The NDP "Orange Crush" nevertheless transformed parliament into the most representative elected legislature anywhere. More than half of the NDP members are women. The party includes an aboriginal Canadian, Cana­da's first Tamil MP (an important change, given the way the Conservatives vilify Tamil immigrants), a couple of former punk rockers, a 27-year-old bar manager who had her son when she was 17, the McGill Four (a quatrain of students from the popular Montreal university who won seats in Quebec) and a 19-year-old, Canada's youngest ever MP. Pat Martin, a carpenter and veteran Dipper who became NDP spokesman on agriculture in May, said: "There are not enough grumpy old white guys. I feel quite isolated, marginalised by all these young, energetic, attractive, intelligent people . . . We'll have to make sure we don't insult anyone by assuming they are staff or parliamentary pages."
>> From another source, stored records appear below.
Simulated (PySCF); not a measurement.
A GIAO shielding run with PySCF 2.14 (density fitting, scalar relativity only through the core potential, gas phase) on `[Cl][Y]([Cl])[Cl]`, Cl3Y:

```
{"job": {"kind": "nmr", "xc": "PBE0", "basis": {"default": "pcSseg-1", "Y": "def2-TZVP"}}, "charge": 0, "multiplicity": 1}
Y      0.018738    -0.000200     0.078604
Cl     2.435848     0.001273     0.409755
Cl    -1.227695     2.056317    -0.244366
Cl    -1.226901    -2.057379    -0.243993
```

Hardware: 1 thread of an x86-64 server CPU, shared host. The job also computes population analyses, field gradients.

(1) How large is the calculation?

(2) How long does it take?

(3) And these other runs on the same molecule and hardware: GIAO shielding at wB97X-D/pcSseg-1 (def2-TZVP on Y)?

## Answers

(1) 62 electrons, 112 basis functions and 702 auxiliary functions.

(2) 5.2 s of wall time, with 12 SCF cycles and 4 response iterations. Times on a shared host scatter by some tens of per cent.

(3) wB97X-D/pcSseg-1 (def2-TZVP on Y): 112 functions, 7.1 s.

But Canada's electorate is volatile, and not just in Quebec, and it would be a mistake for either the Dippers or the Conservatives to believe that Ottawa's new panorama is permanent, or that the Liberals have squandered irrever­sibly the middle ground from which Canada has historically been governed. A cautionary tale, to which few Tories are paying heed, is that of 1993, in which the Progressive Conservative majority of Kim Campbell, Canada's first and only female prime minister, was reduced from 151 seats to two. The Liberals have been punished for their arrogance, but after three consecutive defeats they may be seen to have paid their dues. The critical Quebec vote has always been volatile but is also adept at serving the needs of the province, electing Liberals to Ottawa and separatists at the provincial level and watching the returns accrue from deals made between the two sides.

Quebec's representation in Ottawa has had many incarnations. There is no question that Quebeckers were fed up with the Bloc, the most recent embodiment of Québécois separatism (or "sovereigntism", as it has come to be known). The anglophone Canadian media's pronouncements in the days after the election however that the Quebec independence movement was dead and that the province "wanted in" to federalism were, however, premature.

And, for the first time in decades, there is the possibility in Ottawa of an effective opposition, though the NDP, with four years to prove that it belongs, is so far off to a wounded start. At the NDP convention immediately following the election, the confident party rejected all talk of a leftist merger with the humbled Liberals but was unable to drop the socialism from its constitutional lexicon, or to amend its troublesome resolution that, in any Quebec referendum on sovereignty, a mere 50 per cent plus one would constitute victory.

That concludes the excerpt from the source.